# let $f$ be holomorphic and bounded on $\mathbb{C}\backslash K$ with $K = \{0\}\cup\{\frac11, \frac12, \cdots\}$ and further $f(2) = 1$. Find f.

let $f$ be holomorphic and bounded on $\mathbb{C}\backslash K$ with $K = \{0\}\cup\{\frac11, \frac12, \cdots\}$ and further $f(2) = 1$. Determine such f.

What we tried

Since f is bounded, points in $K$ give essential or removable singularities. If every $k \in K$ had a removable singularity, then $f$ could be extended to a holomorph function on $\mathbb{C}$, and hence by Liouville's theorem $1$ everywhere.

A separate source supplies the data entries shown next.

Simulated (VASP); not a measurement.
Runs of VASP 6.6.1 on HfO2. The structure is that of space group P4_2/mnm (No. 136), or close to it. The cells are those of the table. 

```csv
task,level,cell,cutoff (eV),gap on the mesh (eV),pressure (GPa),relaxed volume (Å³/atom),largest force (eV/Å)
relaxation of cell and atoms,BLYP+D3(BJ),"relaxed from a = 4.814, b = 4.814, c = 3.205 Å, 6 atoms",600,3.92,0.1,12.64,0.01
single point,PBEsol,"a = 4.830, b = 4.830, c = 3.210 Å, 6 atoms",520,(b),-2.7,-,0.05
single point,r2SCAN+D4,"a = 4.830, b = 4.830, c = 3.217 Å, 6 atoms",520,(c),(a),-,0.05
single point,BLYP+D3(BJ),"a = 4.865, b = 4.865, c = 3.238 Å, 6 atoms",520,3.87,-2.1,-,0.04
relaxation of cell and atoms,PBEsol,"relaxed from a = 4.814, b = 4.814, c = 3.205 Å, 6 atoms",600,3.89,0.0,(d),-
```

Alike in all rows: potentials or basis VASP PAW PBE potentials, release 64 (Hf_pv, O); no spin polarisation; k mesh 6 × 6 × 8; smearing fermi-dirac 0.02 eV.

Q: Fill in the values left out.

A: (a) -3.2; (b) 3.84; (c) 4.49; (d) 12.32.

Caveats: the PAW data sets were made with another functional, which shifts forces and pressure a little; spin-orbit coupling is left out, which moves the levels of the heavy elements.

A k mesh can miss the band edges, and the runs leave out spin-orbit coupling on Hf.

Now we only have to look at functions with at least one essential singularity in some $k \in K$. Any hints?

Kees

I'm not sure what this talk of Picard, Casorati-Weierstrass is all about. Suppose $|f|\le M$ on $\mathbb {C}\setminus K.$ Each $1/n, n \in \mathbb {N},$ is an isolated singularity of $f.$ Since $f$ is bounded, $f$ has a removable singularity at each of these points. Thus $f$ extends to be holomorphic on $\mathbb {C}\setminus \{0\},$ with $|f| \le M$ on this larger domain. Now $0$ wasn't an isolated singularity of $f$ at the outset, but it is now, and the boundedness of $f$ tells us this is a removable singularity after all. Thus $f$ extends to be entire, with $|f|\le M$ everywhere. By Liouville $f$ is constant, and of course $f(2)=1$ implies $f \equiv 1.$
As Kees suggests, now we only have to look at the case where there is at least one essential singularity from $K$, but by Great Picard's theorem, $f$ is unbounded in any neighborhood of an essential singularity. So any possible singularity is removable and $f$ must be constant and equal to 1.